Query: GPU Offload "Math Co-Processor" with ROMS ?

Message

timchipman · Tue Nov 27, 2007 5:49 pm

Hi all,

I've been reading on-and-off about this topic in the past year, and figure I should ask the forums, if anyone has reviewed how relevant this sort of approach might be towards increasing performance of ROMS model runs, by the use of "GPU as math co-processor", something which many video card makers are pushing these days..

Nvidia has a web site,

http://www.developer.nvidia.com/object/cuda.html

which goes into pretty good detail about the types of "math routines" which are suitable and easily offloaded to GPU. It seems this can be "fairly easily done" using C/C++ code / routines to spawn appropriate lumps of work to the GPU present in an appropriate system. They claim (for example) that some offloaded code can yield order-of-magnitude boost to performance (with the GPU acting as a "highly parallell SMP coprocessor, effectively).

Just was curious if anyone has real-world experience with this, or if it is in fact a big messy can of worms // too much trouble to implement (etc).

Thanks,

--Tim Chipman

kate · #2 Unread post by **kate** » Tue Nov 27, 2007 6:00 pm

My boss is looking to get such a test system to play with. He says they are good at single precision floating point, but double precision is not so fast. I think the people who would get the easiest benefit are using libraries such as lapack where you just change your function calls or the library you link to. Unfortunately, ROMS is not such a code. Let us know if you find out it's easier than I'd guess.

ce107 · #3 Unread post by **ce107** » Wed Nov 28, 2007 6:08 pm

kate wrote:My boss is looking to get such a test system to play with. He says they are good at single precision floating point, but double precision is not so fast. I think the people who would get the easiest benefit are using libraries such as lapack where you just change your function calls or the library you link to. Unfortunately, ROMS is not such a code. Let us know if you find out it's easier than I'd guess.

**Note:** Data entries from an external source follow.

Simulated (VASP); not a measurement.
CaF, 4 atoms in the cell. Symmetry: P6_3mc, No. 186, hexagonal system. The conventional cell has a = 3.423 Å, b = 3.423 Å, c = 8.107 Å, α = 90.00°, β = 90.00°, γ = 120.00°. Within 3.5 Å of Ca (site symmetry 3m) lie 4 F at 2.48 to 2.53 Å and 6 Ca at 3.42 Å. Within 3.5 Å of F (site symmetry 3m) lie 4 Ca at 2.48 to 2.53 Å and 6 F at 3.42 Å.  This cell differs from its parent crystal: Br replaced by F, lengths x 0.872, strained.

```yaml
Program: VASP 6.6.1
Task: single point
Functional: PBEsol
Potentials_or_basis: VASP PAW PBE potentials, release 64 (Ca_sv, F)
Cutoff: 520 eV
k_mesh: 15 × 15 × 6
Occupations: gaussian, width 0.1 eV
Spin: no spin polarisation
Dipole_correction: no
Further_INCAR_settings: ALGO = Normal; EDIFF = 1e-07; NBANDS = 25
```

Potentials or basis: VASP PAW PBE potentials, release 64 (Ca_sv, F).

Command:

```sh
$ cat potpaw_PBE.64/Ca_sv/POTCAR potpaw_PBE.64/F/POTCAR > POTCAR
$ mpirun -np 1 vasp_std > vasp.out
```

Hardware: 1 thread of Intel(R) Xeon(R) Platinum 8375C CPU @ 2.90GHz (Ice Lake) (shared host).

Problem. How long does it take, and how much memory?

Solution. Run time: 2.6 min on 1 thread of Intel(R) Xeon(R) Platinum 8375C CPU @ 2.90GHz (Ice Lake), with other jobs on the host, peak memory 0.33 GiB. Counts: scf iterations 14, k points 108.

Nvidia's hardware currently doesn't do DP FP at all (it's in the plans however), it's all SP FP. AMD's latest GPU just added DP FP at reduced speeds to single precision (1/2 or less?). Nvidia offers a BLAS library (I'm not sure about LAPACK but it can be built on it) and AMD offers ACML for GPUs which is BLAS+LAPACK+FFT+some more but as you correctly point out for Fortran user code one has to rewrite a performance critical subroutine in CUDA (Nvidia) or Brook (AMD), write interface code between the GPGPU code and the Fortran code (I'm not sure how that is done for Brook) and hope there is enough work for the GPU to do that the cost of moving data between the GPU and main memory is outweighted by the performance gains (which are indeed substantial).

longmtm · #4 Unread post by **longmtm** » Sat Dec 01, 2007 9:27 pm

Tough but certainly a very good direction to go.

The gaming industry/graphics gang certainly have more money and power than the gozilla gigantic super computer sect

To optimize the entire ROMS in with GPU would be quite challenging, especially that ROMS is still under fast evolution. Yet I think focusing on optimizing a critical part of it such as main2d() is a good starting point and will give enough learning experiences for GPU programming.

We plan to implement a shallow water wave equation model first.

Wen